Describing data (Edexcel GCSE Statistics): Revision Notes
Describing data
When working with statistics, it's crucial to understand the different types of data you might encounter. This knowledge forms the foundation for choosing appropriate methods to analyse and present your findings.
Understanding raw data
Raw data refers to information that has been collected directly during a statistical investigation, before any sorting or processing has taken place. Think of it as the "unpolished" version of your data - exactly as it was first recorded. This could include measurements like the height of students in your class, the colours of cars in a car park, or the results from a survey about favourite foods.
Data is always described in terms of the variables being collected. A variable is simply a characteristic that can change or vary between different observations. For example, if you're studying people at a football match, your variables might include age, gender, length of time they've been supporting the team, or their favourite player.
A variable is any characteristic that can change between different observations. Understanding your variables is essential for choosing the right statistical methods to analyse your data.
Types of data
All data can be classified into two main categories, each with their own characteristics and uses.
Quantitative data
Quantitative data consists of numerical values that represent measurements or counts. This type of data deals with "how much" or "how many" of something. Examples include height, weight, temperature, number of goals scored, or exam marks.

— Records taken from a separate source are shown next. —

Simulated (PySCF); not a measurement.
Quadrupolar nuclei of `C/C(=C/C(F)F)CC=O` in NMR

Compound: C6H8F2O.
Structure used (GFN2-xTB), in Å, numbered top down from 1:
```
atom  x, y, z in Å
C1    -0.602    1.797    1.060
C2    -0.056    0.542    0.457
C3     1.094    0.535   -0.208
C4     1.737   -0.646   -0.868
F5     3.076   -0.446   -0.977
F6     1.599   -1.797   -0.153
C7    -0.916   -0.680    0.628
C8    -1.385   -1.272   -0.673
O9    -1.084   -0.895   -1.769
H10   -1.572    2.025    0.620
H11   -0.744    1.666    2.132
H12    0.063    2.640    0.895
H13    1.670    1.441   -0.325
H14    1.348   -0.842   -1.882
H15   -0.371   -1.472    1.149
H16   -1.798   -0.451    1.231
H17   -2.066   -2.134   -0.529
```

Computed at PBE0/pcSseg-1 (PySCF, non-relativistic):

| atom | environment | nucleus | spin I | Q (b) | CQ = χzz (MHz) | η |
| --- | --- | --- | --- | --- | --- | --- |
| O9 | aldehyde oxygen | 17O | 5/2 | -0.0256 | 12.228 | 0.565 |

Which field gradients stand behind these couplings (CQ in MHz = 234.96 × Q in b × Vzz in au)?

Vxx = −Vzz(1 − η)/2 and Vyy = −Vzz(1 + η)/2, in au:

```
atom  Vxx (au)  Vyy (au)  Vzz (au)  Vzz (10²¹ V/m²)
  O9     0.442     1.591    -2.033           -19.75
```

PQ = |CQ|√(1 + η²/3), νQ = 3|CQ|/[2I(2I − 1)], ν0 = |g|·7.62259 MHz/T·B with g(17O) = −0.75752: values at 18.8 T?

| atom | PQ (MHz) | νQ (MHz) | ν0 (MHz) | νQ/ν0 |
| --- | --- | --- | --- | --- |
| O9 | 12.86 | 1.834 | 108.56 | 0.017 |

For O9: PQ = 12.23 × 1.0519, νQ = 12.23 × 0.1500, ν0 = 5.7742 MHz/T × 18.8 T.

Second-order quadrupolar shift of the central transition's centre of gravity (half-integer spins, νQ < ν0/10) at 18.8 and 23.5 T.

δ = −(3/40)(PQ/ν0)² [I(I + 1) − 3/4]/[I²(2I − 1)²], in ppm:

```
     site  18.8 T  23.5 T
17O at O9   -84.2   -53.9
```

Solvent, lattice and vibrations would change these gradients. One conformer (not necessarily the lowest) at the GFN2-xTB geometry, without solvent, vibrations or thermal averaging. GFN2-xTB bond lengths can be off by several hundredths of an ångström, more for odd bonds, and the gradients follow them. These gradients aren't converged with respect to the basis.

Quantitative data can be further divided into three subcategories:
Continuous data can take any value within a given range, including decimal places. Temperature is a perfect example - it could be 20.5°C, 20.51°C, or any value in between. The precision only depends on your measuring instrument.
Discrete data can only take specific, separate values, usually whole numbers. Shoe sizes are discrete because you can have size 7 or size 8, but nothing in between these standard sizes.
Ordinal data represents positions or rankings in order. This includes things like position in a race (1st, 2nd, 3rd) or grades (A, B, C, D). The order matters, but the gaps between values aren't necessarily equal.
Quick Memory Aid:
- Continuous: Can be measured to any precision (height, weight, time)
- Discrete: Separate, countable values (number of siblings, goals scored)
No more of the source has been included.